Over at ghacks, Martin Brinkmann writes:
Mozilla has added Pocket, a third-party "save for later" service, to Firefox Beta (and other development channels of the browser).
This is based on the proprietary former addon pocket, which is now no longer supported since it is being integrated.
It's only the beta channel, but this has all the hallmarks of a half-baked revenue stream for Mozilla that ultimately sells out user privacy - and what's worse, is opt-out, rather than opt-in.
Sponsored tiles on the new tab page, changing default search settings during updates, surrendering on DRM, and now this... Mozilla keeps finding ways to make it hard to stay a supporter. Here's hoping they hear some feedback on this decision before it gets out of beta!
What are the best available browser options for users wanting to protect their privacy as much as possible, as well as run a bloat-free browser? Pale Moon? Midori?
(Score: 2) by frojack on Wednesday May 20 2015, @08:56PM
I have no idea of the details, but it is not cache dependent.

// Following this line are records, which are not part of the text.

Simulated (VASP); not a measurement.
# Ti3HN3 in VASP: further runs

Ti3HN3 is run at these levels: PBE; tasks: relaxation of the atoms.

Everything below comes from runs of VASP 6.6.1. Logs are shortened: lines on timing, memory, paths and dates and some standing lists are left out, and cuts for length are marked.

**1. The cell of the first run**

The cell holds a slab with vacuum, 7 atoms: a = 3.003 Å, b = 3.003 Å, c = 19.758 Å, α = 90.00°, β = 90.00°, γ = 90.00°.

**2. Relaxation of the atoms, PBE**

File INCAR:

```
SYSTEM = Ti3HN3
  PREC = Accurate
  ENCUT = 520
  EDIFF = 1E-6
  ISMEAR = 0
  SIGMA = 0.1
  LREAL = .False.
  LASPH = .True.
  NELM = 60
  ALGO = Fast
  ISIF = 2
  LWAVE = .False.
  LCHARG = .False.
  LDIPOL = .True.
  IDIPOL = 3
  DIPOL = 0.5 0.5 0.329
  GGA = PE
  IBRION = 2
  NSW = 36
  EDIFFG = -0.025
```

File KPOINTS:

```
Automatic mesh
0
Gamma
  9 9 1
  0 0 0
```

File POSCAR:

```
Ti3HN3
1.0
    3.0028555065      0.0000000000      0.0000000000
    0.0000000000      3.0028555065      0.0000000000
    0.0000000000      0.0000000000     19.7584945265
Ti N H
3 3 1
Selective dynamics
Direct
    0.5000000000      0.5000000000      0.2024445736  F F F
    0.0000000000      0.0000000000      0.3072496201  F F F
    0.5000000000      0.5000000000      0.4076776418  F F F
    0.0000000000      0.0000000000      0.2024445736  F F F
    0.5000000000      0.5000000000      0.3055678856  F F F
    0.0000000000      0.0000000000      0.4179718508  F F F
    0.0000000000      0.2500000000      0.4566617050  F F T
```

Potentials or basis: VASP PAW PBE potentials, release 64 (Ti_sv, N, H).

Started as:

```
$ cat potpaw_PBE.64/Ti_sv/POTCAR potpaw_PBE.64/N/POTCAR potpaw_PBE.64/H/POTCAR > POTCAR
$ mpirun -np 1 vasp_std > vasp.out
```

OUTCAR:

Pocket soemthing on your phone, its also pocketed on your Computer or your tablet or what have you.
Also, its just a stripped down version of the article is saved, not a web page.
There is a "Original View" button which will fetch the web site if possible.
No, you are mistaken. I've always had this sig.
(Score: 2) by bob_super on Wednesday May 20 2015, @09:22PM
Lazy me would hash the page's address, upload the text part or a screenshot of the page to cloud storage (with deduplication) and to a local cache folder. Add a few tags, a search feature, check the web on open, and voila!, 98% of my read-it-later needs addressed.
Not trivial, but not very hard for a skilled programmer... and tracking what people actually want to read is considered highly marketable assets.